What formula is used to calculate precision?

• A. a/(a + c)
• B. (b + c)/(a + c)
• C. (a + b)/(a + b + c)
• D. a/(b + c)

Answer: (A)

To understand why the selected formula is correct for calculating precision, it’s important to understand the context in which precision is used. Precision is a metric commonly used in the field of classification, especially in machine learning and statistics, to evaluate the performance of a model.

Precision measures the proportion of true positive results (the number of correct positive predictions) out of all positive predictions made by the model. This is important because it provides insight into the accuracy of the positive predictions, indicating how often the model is correct when it predicts a positive instance.

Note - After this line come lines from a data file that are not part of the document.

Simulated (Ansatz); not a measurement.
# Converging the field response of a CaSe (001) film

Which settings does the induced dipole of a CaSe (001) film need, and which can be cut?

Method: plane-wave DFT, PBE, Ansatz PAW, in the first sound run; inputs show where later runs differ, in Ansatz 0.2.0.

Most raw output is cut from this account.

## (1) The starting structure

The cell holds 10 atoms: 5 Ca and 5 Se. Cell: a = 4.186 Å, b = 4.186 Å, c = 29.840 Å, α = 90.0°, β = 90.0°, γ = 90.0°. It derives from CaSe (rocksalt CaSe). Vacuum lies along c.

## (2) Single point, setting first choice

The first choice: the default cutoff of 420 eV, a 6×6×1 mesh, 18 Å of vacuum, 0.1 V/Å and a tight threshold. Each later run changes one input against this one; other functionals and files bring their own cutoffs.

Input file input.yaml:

In the formula provided, "a" represents the number of true positive predictions—instances that the model correctly identified as positive. The term “c” typically represents false positives, indicating instances that were incorrectly predicted as positive. Therefore, the formula a/(a + c) directly calculates the proportion of true positives compared to the total number of instances predicted as positive (which combines both true positives and false positives).

The other formulas referenced in the choices convey different metrics or ratios that do not accurately reflect the definition of precision as traditionally understood in statistical contexts. Thus, the correct formulation for precision captures the ratio of true positive predictions to the total predicted positives, affirming the choice made.